Thoughts on Being Part of It, an expansion on thoughts set forth by Norman Maclean and his dad, and an addendum to my “Singing” post

This one got a little long. Sorry. I’ll delay no more.

Our good friend Angie Braun made the comment that the post on “Singing” was “kinda deep.” It really wasn’t intended to be, however; rather, who I am is greatly based on what I believe, and sometimes I can’t address questions I want to address without touching on what they’re based on. I act the way I do and live my life the way I do because of what I believe.

I don’t sit around and think about the existence of God, or what all might God be or not be. My thoughts on those things are set. The thought of God being an atom is actually a response to the belief of others about what God might or might not be.

My thoughts were originally inspired I think by the feminist notion that God is of a female gender, and the resistant thought, which says that God is male. These last are somewhat underscored with the thought that God is, of course, male, as He made Adam in His own image.
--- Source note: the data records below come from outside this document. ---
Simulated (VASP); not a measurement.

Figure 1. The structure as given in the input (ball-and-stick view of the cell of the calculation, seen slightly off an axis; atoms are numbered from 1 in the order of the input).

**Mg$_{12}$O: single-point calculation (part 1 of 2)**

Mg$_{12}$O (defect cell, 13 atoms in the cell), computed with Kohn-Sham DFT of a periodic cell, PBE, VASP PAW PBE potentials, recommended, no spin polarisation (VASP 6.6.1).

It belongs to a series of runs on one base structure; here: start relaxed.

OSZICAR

This has to be a fallacy, as God existed before the realm of physical form. That also rules out that God is a woman. Some people don’t believe in evolution because they think that doing so means they have to accept that God is some sort of ape, which has to be faulty for the same reason.

It struck me odd when people would espouse beliefs such as these, and it had to be that, if I had made decisions about these things that I thought God isn’t, then the question had to be begged about what God is.

Having ruled out the belief that God has physical form, I tried to think what image of His own could God have possibly created us in (and other oddly-worded thoughts, no doubt). The atom was the only thing I could come up with that makes any sense.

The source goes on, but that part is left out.